In this video, we're going to be working with our 2006 Ford Explorer. We're going to show you how to remove and replace your front brake pads and rotors. If you like this video, please click subscribe. We have a ton more information on this truck as well as many other makes and models. If you need these parts for your vehicle, you can follow the link down in the description over to 1AAuto.com.Here are the items you'll need for this repair.

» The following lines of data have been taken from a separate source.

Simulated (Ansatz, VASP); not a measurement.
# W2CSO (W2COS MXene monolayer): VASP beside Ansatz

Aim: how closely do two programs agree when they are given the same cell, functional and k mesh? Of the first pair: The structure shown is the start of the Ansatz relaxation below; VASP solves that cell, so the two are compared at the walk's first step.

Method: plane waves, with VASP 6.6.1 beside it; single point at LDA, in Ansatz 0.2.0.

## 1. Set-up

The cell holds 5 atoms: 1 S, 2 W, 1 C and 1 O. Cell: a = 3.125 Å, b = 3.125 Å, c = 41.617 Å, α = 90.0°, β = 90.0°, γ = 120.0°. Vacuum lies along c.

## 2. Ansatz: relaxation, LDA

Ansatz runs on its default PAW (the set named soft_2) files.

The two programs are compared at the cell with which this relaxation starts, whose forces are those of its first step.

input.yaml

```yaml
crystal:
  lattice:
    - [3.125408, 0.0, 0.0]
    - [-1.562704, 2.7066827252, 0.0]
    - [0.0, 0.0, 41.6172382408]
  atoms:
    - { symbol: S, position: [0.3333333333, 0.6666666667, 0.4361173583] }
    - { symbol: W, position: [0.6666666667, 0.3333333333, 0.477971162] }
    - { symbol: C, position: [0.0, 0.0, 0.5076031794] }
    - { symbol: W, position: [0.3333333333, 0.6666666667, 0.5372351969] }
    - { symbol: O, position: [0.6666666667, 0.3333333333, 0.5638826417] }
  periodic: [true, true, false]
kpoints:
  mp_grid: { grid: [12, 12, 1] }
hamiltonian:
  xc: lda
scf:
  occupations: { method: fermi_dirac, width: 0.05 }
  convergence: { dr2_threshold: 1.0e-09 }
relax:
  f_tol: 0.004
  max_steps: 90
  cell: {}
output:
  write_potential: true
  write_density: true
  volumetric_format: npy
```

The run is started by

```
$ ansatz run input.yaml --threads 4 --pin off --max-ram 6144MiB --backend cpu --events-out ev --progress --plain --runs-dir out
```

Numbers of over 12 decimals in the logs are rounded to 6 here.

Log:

Using a 19mm socket and a breaker bar, loosen the lug nuts. Your vehicle should have five, but ours has a stud broken off. We're using a lift to make it easier to show you what's going on, but this job can easily be done in the driveway on a jack and jack stand. With the vehicle raised and supported, go ahead and finish removing your lug nuts. Remove your wheel and tire.
On the back side of the caliper, remove the two 17mm bolts securing the caliper onto the slides of the bracket. We'll do this using the 17mm socket and a ratchet. Be sure to loosen both of them before removing either one, fully, to prevent the caliper from twisting on the slide when you go to remove a stuck bolt. With the bolts removed, work the caliper off of the pads and out of the bracket. You may need a small pry bar to help get the caliper off of the bracket. This particular vehicle has been sitting for a few years, so everything's pretty well stuck on there. Using a bungee cord, mechanics wire, or a zip tie, whatever you have handy, we'll remove the caliper and hang it up out of the way. This way we know it won't fall and tear the flex hoses.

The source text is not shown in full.